Unilateral Right To Alter Or Terminate Agreement Does Not Necessarily Make It “Illusory”
Employee Casas sued his employer CarMax, alleging wrongful termination and related causes, prompting CarMax to move to compel arbitration. However, the trial court denied CarMax’s motion to compel, buying its argument that the arbitration agreement was “illusory” because the Dispute Resolution Rules and Procedures (DRRP) in play gave CarMax the right to alter or terminate the agreement and the DRRP. CarMax appealed. Casas v. CarMax Auto Superstores California LLC, Case No. B246392 (2nd Dist. Div. 2 Feb. 26, 2014) (Johnson, Chaney, Miller) (unpublished).
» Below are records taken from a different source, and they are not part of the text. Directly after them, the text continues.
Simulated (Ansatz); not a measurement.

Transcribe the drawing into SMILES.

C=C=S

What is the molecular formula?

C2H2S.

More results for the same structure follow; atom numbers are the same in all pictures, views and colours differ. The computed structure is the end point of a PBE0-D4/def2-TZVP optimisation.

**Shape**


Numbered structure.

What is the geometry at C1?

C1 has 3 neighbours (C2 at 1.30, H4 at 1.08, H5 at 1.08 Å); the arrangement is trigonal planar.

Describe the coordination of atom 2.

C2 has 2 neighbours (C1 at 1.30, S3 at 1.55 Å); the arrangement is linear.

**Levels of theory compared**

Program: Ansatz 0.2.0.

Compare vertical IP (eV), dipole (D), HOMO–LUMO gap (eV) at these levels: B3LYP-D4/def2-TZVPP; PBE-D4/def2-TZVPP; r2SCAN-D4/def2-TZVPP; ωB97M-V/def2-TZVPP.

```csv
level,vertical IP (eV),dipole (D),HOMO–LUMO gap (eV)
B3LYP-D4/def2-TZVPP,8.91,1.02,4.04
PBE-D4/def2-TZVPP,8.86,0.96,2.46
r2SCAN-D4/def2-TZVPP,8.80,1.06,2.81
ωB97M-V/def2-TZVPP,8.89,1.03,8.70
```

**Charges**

The Court of Appeal disagreed on this one, finding that the agreement was not illusory, because like all contracts, it contained an implied covenant of good faith and fair dealing. This conclusion required that the Court distinguish Sparks v. Vista Del Mar Child & Family Services, 207 Cal.App.4th 1511 (2012), a case in which an employee handbook contained a dispute resolution policy, and also provided that the handbook could be “amended, revised and/or modified by [the employer] at any time without notice.” In Casas, however, the arbitration agreement was not hidden in a handbook, and there was a procedure including notice, by which the agreement could be amended. Additionally, another provision made it explicit that any rules in conflict with “a mandatory provision of applicable law” would be automatically to comply with the mandatory provision.
Even though Casas is unpublished, some simple suggestions flow from the case: make sure the arbitration provision is not hidden, and that it is acknowledged; provide a procedure including notice for changes in the employment agreement; provide that the dispute resolution provisions must be in compliance with a mandatory provision of applicable law, or else applicable law takes precedence; and, include a severability provision. In general, drafting that enhances fairness of an arbitration provision enhances enforceability too.